Transformers, Dinosaurs, and Angels

Transformers: Age of Extinction offers a surprisingly interesting grand-scale speculative mythology to match the size of the battles between its robot aliens.

Critics hate Michael Bay’s Transformers movies, but audiences still spend billions of dollars to view these special effects-laden thrill rides. The fourth entry in the franchise, Transformers: Age of Extinction, is the longest of the bunch (165 minutes) and the most critically reviled. The reviews are so predictable you can write them yourself: “sound and fury signifying nothing”; “the human actors are more robotic than the robots”; and so on. It seems the only spectacle more unimaginative than the parade of Hollywood sequels is the throng of critics desperate to come up with new ways to insult such tent-pole films.

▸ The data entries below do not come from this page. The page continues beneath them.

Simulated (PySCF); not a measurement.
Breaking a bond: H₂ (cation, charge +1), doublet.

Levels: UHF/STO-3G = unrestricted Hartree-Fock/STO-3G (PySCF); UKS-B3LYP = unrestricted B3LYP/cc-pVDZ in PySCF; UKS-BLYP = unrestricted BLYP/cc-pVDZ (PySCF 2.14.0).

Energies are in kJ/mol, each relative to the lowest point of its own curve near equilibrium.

But Age of Extinction itself beats all critics to the easy punch. Bay has one of the characters spout a line of dialogue mocking dumb sequels. Perhaps this is a signal he actually knows what he’s doing, more than the critics do? By setting this early-occurring self-referential scene in an abandoned movie theater, Bay seems to be suggesting that he is daring to craft stories that think big—on an unashamedly ambitious scale—as grand entertainment comparable to the epic cultural classics of the past.

As for the audience reaction, it runs a gamut identical to the responses to rides at an amusement park. Some are wide-eyed with childlike wonder, and unashamedly thrilled. Some advertise their adolescent-grade coolness with a histrionic display of affected boredom. Some rue their jaded age and lament the mindless kid stuff that they have outgrown. But is there more going on here than meets the eye? Can something mythical and archetypal actually be at work in these films that helps to explain their ongoing widespread appeal?

Unfashionable, traditional themes

One reason why the critics are panning Age of Extinction is surely its unsubtle message about a male need to defend one’s own family. Mark Wahlberg, a practicing Catholic and daily communicant, plays the male protagonist. In this film, Wahlberg is a heroic father teaching lessons in courage and tenacity to his daughter and her boyfriend. Willing to sacrifice his life to keep his beloved daughter safe, his uncomplicated male heroism no doubt strikes many a sophisticated reviewer as hopelessly retrograde.

After all, what could be more unfashionable? No wonder the cultural elites hate it. But if the masses are embracing it, maybe the story is somehow articulating on a mythic scale their own human quest for ultimate cosmic meaning. Interestingly, the film dramatically portrays the family as a pre-political reality threatened on all sides by warped governments and rapacious corporations paving the way to hell with their good intentions. Such villains may be action-movie clichés, but maybe audiences continue to grapple with similar forces in real life. Returning to such stories, they find space to contemplate the meaning of their daily struggles.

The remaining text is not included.